Attorneys defending the state against a class-action school-funding lawsuit believe the coalition suing the state should be removed as a plaintiff, effectively diminishing the significance of the case.
“The case would be completely different because it wouldn’t be a class action,” Joseph Rubin, associate attorney general, told a Hartford Superior Court judge Tuesday. Without the Connecticut Coalition for Justice in Education Funding as the plaintiff, “It’s a completely different case and a far, far smaller case.”
The coalition is made up of mayors, parents, education associations and teachers’ unions.
The Connecticut Supreme Court five years ago ruled that children in the state have the right to “suitable educational opportunities” and sent the case to a lower court to decide whether such an education is being provided.
At issue now are emails dating back 10 years. The executive director of the coalition had instructed people to delete their correspondence to avoid its being used during the trial. The attorneys for the state say that behavior — which they believe was pervasive — should make the coalition ineligible to sue the state.
Judge Kevin Dubay seemed to need some convincing Tuesday about the value of any potential deleted emails.
“Did any of those 200 [emails] have anything to do whatsoever with the mertis of the case? The ones I have seen were more of the gosippy nature, about relationships between plaintiffs,” Dubay told the attorneys in the case during a status conference.
The attorneys suing the state said they have hired two companies to recover deleted emails from the four current members of the coalition’s executive board. But the attorney general’s office wants to sift through the emails of anyone who has ever been a member of the coalition, including Gov. Dannel P. Malloy, who was a founding member when he was the mayor of Stamford.

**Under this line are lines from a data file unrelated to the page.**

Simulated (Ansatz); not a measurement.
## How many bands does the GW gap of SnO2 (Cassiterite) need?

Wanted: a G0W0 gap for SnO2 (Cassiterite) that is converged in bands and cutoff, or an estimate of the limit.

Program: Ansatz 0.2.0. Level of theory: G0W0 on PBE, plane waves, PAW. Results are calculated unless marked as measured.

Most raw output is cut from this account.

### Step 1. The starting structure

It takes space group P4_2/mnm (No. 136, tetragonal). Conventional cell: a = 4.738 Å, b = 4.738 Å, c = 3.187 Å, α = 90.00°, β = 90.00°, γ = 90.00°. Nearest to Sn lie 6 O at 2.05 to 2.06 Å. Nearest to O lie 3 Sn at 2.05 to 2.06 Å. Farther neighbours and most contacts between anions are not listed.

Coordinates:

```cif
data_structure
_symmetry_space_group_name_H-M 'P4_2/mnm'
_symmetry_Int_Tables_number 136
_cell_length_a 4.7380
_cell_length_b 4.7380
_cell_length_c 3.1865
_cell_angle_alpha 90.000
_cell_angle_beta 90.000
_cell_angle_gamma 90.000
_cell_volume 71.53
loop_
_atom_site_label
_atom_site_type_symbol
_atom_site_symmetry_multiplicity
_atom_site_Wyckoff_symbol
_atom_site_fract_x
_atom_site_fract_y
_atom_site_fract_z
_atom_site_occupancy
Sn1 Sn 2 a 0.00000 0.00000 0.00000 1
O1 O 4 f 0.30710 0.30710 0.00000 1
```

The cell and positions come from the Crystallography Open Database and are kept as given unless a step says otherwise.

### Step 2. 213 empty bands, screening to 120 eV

“They are not proposing to do an adequate investigation to try and recover [emails] “That is the core of our disagreement,” Rubin told the court.
“That list includes all kinds of boldface names,” said David Rosen, the attorney for the coalition, noting that such an exploration could put off a trial for years.
The judge, who is expecting an update in June on the effort to recover deleted emails from the four current executive board members, set Sept. 15 as a tentative trial date.
“When you people are ready to try this case, I will be ready,” said Dubay.